Other countries have wisely followed Japan’s lead. Taiwan, for example, is another resource-poor nation that has become an economic powerhouse. Indeed, a Taiwanese diplomat recently wrote that “Taiwan’s economic achievement is based on education. [We] believe that education is the bedrock of a nation’s competitiveness.” One would think that no one would argue with that contention.
Who Should Pay for Education? Everyone Who Benefits From It—That Is, All of Us
Even if all of the evidence points to the importance of education in achieving economic prosperity, however, one could disagree about who should pay for it. Becoming better-educated, after all, will benefit a person through higher income and better job opportunities. If we trust people to choose how to make themselves happy—by buying as much, say, ketchup as they want, and no more—then why do we not simply allow them to buy as much education as they desire, paying out of their own pockets? The latest census data show that those with high school educations earn about $50,000 per year, while those with college educations earn about $94,000 per year. Why should we not trust people to go after this economic bonanza, without anyone else’s help?

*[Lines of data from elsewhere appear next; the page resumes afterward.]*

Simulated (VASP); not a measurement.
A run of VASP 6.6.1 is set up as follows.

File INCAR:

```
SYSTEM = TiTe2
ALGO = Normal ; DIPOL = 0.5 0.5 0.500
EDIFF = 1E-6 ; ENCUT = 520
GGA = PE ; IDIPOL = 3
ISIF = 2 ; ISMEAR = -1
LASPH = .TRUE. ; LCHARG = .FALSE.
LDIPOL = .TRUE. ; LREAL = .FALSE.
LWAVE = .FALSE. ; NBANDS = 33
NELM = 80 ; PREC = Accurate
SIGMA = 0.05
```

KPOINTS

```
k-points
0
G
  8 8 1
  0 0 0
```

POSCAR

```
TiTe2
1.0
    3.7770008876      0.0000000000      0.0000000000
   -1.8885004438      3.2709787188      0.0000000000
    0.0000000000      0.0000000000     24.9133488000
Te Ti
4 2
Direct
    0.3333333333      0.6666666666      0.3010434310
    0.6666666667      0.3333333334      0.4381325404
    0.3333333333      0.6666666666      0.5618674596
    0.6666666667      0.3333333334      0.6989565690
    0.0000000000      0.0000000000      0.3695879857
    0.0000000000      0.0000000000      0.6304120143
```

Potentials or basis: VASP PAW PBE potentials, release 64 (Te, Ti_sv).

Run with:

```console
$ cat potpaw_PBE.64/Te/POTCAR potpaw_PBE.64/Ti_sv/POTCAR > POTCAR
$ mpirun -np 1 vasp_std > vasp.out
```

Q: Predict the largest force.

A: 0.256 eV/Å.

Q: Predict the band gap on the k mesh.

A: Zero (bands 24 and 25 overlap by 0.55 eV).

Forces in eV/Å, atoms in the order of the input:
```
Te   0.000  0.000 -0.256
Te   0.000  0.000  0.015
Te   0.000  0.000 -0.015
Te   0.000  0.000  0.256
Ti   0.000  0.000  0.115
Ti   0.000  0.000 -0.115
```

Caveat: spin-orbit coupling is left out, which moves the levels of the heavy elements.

The answer, again, comes from the most basic economic principles. Education is good not just for the person who becomes educated, but also for everyone around her. When citizens are more productive, they are able to contribute to the economy in ways that benefit others far beyond the salaries that they receive. They also become much less likely to need public assistance (when the economy is not in a slump), to commit criminal acts, and so on.
Economists call these beneficial aspects of education “positive externalities,” because so many of the good things that education creates are enjoyed by others—people who are “external” to the individual who is deciding how much money to spend on education. This is why it is important for a country’s people, acting together through their government, to increase the amount of spending on education beyond what individuals would choose to spend on their own.
Again, this is about as uncontroversial an economic proposition as one could find. We can disagree about how heavily education should be subsidized, but we have never before disagreed with the foundational idea that education should be subsidized.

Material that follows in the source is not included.